The idols of the nations are but silver and gold,
The work of man’s hands.
They have mouths, but they do not speak;
They have eyes, but they do not see;
They have ears, but they do not hear,
Nor is there any breath at all in their mouths.
Those who make them will be like them,
Yes, everyone who trusts in them.
(Psalm 135:15-18)

The psalmist’s damning conclusion leaps out at us: Idol worshipers become like the idols they worship—deaf and blind. And I think that is God’s answer to my question: To the extent that our lives are focused on idols, we are deaf and blind to the things of God. In this world we have a choice: to surrender to God or to be enslaved by a selection of other gods and idols carefully tailored to tickle our fancies. It’s a principle of the spiritual life that if we want to grow in spiritual discernment we need to ditch our idols and worship God alone.

The tiny idols that hide or camouflage themselves are the hardest to remove. Jesus shocked the religious leaders when He said they couldn’t hear God’s words because they were not of God.3 Surely those men devoted every inch and ounce of themselves to God didn’t they? But no, self-righteousness and spiritual pride are carefully camouflaged idols basking against a colorful religious backdrop. Such idols take many forms.

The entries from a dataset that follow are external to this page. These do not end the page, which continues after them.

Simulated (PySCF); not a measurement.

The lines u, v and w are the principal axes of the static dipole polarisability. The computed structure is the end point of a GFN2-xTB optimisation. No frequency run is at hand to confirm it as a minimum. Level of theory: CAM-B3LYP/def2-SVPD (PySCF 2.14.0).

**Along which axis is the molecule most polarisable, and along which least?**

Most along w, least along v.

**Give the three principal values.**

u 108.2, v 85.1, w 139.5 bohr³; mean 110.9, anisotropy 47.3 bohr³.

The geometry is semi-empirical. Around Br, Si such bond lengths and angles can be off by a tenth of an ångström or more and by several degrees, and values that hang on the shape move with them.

Then there are the sweet idols of our imaginations. They scamper around, excited about their potential contributions to God and His work. But all the time their noise and glamour distract us from the real-life workings of the God who does exceeding abundantly beyond all we ask, think or imagine. It’s Him we need. As Andrew Murray said: “How often professing Christians have, instead of a graven image, the more dangerous idol of a thought image—a conception of the mind to which they bring their worship.”4

Here’s another prayer: “Lord, illuminate the idols that hide in the dark niches of my life and reveal the disguised ones by contrasting them with your kingdom ways.”

When God exposes our idols it requires a two-pronged response. First we must cast our idols away; renounce them and repent of the sin. Second, we need to refocus our lives on God in worship and prayer and obedience to His word. Discernment and sensitivity to the King and His kingdom follow.

Please make these reflections on a few Bible verses part of your devotions. Sign up and then respond to the confirmation message (we will not spam, or share your e-mail address).

  1. Isa. 42:20; Jer. 5:20-23; Ezek. 12:2. []
  2. Isa. 44:9-20; Dan. 5:23. []
  3. John 8:47. []
  4. A. Murray The Holiest of All, 1993, Fleming H. Revell p. 148. []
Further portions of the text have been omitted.